Note that had sources src-B and src-C not been deleted earlier, messages sent to them could have been successfully received and processed during this entire 15-second period. However, any subsequent messages for topic "A" would need to be buffered until T=15. After the unrecoverable loss event is delivered for topic A sequence_number 4, subsequently received and buffered messages for topic "A" are delivered.
During the previous 15 seconds, the source-side had sent a number of topic-level TSNI (for topic A) and transport-level session messages. At this point, the publishing application deletes source "A". Since sources "B" and "C" were deleted earlier, "A" was the last source mapped to the Transport Session. So UM deletes the Transport Session.
Note that no indication is sent from the source side to inform receivers of the removal of the sources, nor the Transport Session. So the receive-side transport layer has to time out the Transport Session after 60 seconds of inactivity (see transport_lbtrm_activity_timeout (receiver)).
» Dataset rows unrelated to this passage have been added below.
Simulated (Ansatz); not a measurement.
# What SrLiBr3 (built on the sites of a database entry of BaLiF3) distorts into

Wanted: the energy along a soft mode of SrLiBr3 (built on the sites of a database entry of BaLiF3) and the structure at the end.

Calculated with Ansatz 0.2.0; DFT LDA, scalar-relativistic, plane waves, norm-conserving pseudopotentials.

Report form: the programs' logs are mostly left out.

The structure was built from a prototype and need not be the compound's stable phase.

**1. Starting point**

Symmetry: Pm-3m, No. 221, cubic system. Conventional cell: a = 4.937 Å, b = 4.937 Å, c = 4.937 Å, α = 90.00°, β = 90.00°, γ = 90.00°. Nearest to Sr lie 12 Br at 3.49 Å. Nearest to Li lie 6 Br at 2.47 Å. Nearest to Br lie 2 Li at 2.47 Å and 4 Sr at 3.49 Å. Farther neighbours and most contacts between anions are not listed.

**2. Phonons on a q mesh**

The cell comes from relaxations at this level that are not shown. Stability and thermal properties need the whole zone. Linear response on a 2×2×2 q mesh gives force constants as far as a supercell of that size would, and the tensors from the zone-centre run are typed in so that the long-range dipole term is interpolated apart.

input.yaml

The receive-side transport layer then informs both Delivery Controllers of the End Of Session event, which the Delivery Controllers pass onto the application receiver callback for each topic. The lbm_msg_t structure has an event type of LBM_MSG_EOS. The delivery controllers and the receive-side transport layer instance are then deleted.
However, note that the receiver objects will continue to exist. They are ready in case another publishing application starts up and creates sources for topics A and/or B.